So South Africans not having birth certificates or any birth records is the least surprising.
So South Africans not having birth certificates or any birth records is the least surprising.
They've been there over 2000 years, I think we can consider them native at this point.
European colonialists and apartheid justifiers try to shoehorn the Bantu migration as being just slightly before Europeans arrived when fossil records prove it was thousands of years prior.
Have you looked at a map? What would stop the oldest humans, who have been there hundred thousand years, from moving from the central African plans to anywhere in Sub-Saharan Africa?
> They've been there over 2000 years, I think we can consider them native at this point.
> European colonialists and apartheid justifiers try to shoehorn the Bantu migration as being just slightly before Europeans arrived when fossil records prove it was thousands of years prior.
> What would stop the oldest humans, who have been there hundred thousand years, from moving from the central African plans to anywhere in Sub-Saharan Africa?
The Khoisan have been in South Africa for 20,000 - 30,000 years.
While the Bantu-speaking groups brought advancements like agriculture, ironworking, and permanence settlements, they also displaced the original Khoisan peoples, pushing them from fertlie lands or hunting grounds. Raids or conflicts over cattle and territory also happened. Assimilation and intermarriage also occured, causing many Khoisan to lose their distinct langage and culture over time.
I didn't say that explicitly, but you are right that I'm implying that it is customary to use "native people" to refer to the original occupants of a territory, not subsequent waves of humans.
For context:
a) Khoisan (20,000 - 30,000 years)
b) Bantu-speaking groups (1,500 - 2,000 years)
c) white South Africans (300 - 400 years)
I guess you could say that there is a "degree" of nativeness, where a > b > c, but I would question the motives for doing so.
> No one considers the Roman empire not native to Europe
That's drawing arbitrary lines to suit your argument. Nobody would claim that the Romans were native to Gaul, for example.

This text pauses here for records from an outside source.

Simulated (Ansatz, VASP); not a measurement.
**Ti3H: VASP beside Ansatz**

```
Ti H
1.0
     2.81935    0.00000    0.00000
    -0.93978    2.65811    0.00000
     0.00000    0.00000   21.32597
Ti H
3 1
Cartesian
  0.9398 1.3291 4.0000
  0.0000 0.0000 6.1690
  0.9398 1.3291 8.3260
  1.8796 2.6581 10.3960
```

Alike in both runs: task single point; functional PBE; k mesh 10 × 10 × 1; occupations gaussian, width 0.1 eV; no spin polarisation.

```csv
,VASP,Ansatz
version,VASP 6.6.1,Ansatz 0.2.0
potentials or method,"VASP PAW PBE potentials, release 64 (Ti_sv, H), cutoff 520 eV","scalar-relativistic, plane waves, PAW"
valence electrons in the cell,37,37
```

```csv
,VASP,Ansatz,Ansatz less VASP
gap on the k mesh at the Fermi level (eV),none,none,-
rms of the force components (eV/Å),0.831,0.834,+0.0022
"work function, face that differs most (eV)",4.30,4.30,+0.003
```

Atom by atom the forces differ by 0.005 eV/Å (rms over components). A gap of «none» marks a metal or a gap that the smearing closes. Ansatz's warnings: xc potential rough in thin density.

I'm trying to understand what is the reason behind your points, but am struggling to do so. The less generous interpretation of your angel is that you're trying to say that white South Africans or Indian South Africans or Chinese South Africans are less native than black South Africans or that black South Africans are more native than the Khoisan. I don't know that you are saying this, but your argument does seem to point in that direction and is divisive, FWIW.
>> Native South African is a debatable word.
There has been a recent right-wing movement in South Africa to politicize the Bantu migrations to minimize the impact of European colonialization and ultimately apartheid.
Has there? I was in South Africa twice earlier this year and didn’t see anything in the news or in public. Do you have a reference that illustrates what you have in mind?